I remember having a conversation with a friend, a talented artist who creates ingenuous, thought-provoking works of art. This friend, who also happens to be a tertiary arts educator, posed a question to his students: “Why do you want to be an artist?”

A pretty reasonable ask given how he has taken on the task of mentoring the next generation of thought provokers, creative minds and political/social critics. However, the resounding answer to that was, “To be famous, and rich.”

Granted, these young adults aren’t children, but every young plant was once a seedling. I think the question of whether one has been “properly exposed” to the arts, in this particular context, might benefit from a process of re-examining motivations. I think it would be interesting to see how certain patterns of exposure correlates with the moulding of ones motivations. At the very least, I think it is food for thought.


What do you think is the best way to tackle this activity?
To elaborate on my previous response, it is not to say that artists shouldn’t be fairly compensated for their work; the conversation to be had here is not so much a dichotomy as it is a nuanced. Neither am I suggesting that slapping on a fashionable buzzword like “purpose” — without fully embodying its meaning — would be the ultimate fix we are looking for.

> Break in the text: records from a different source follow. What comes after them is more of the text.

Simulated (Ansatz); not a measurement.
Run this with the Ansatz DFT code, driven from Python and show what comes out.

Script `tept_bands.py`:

Regardless, there is obviously an important conversation that needs to be had here; possibly a rebalancing of perceptions and priorities, that tilts the conversations back to a purpose rooted in meaning, awareness, expression and creativity.


Between classes, paintings, etc; is there a medium you are particularly fond of?
Though I’ve been particularly fond of working with oils, I’ve always taken on a more integrative approach in the creation process, overlapping different mediums to see which would work best in communicating different ideas.


What’s next for you?
I am currently pursuing a degree and concurrently working on a series of artworks for a solo exhibition with Art Porters scheduled for the last quarter of 2021.